When asked if he agreed with Mancini’s view on Johnson’s challenge on Lescott, Gerrard told BBC Sport: “I don’t think so. It was a clear winner (sic) of a tackle.”

Here’s the tackle, so you can make your own mind up.

Blatter faces fresh questions

Lennart Johansson, who was defeated by Sepp Blatter in the 1998 election to become FIFA president, has called for an independent investigation into statements by ex-Caribbean official Jack Warner that Blatter sold him the broadcast rights in his native Trinidad & Tobago for $1.

“I think I’m entitled to talk about it because I was the second candidate at the election in 1998,” Johansson said. “Mr. Warner made us aware of really what’s happened by telling us about it. Then if he’s telling a lie that should be proved. We will see.”

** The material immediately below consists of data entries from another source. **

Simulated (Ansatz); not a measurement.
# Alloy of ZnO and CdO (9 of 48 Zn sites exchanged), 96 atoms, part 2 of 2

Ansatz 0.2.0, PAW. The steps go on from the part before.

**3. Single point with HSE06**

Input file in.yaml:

Author David Yallop reported in his 2006 book How They Stole the Game that cash bundles of $50,000 were handed out to African delegates in Paris before Blatter’s victory over Johansson. Blatter has always denied allegations he paid bribes to win the election.

FIFA fears for players’ safety

FIFA is concerned for the safety of players who are approached by match-fixers, warning that they could pay the “ultimate price” for involvement, security chief Chris Eaton has warned.

“We are very concerned about the safety of players (and) officials,” Eaton told reporters. “There is anecdotal evidence that some players have been killed.”

“We have evidence of players in South Korea committing suicide because of the shame of match fixing. There are players who pay the ultimate price for resisting or for the shame of match-fixing.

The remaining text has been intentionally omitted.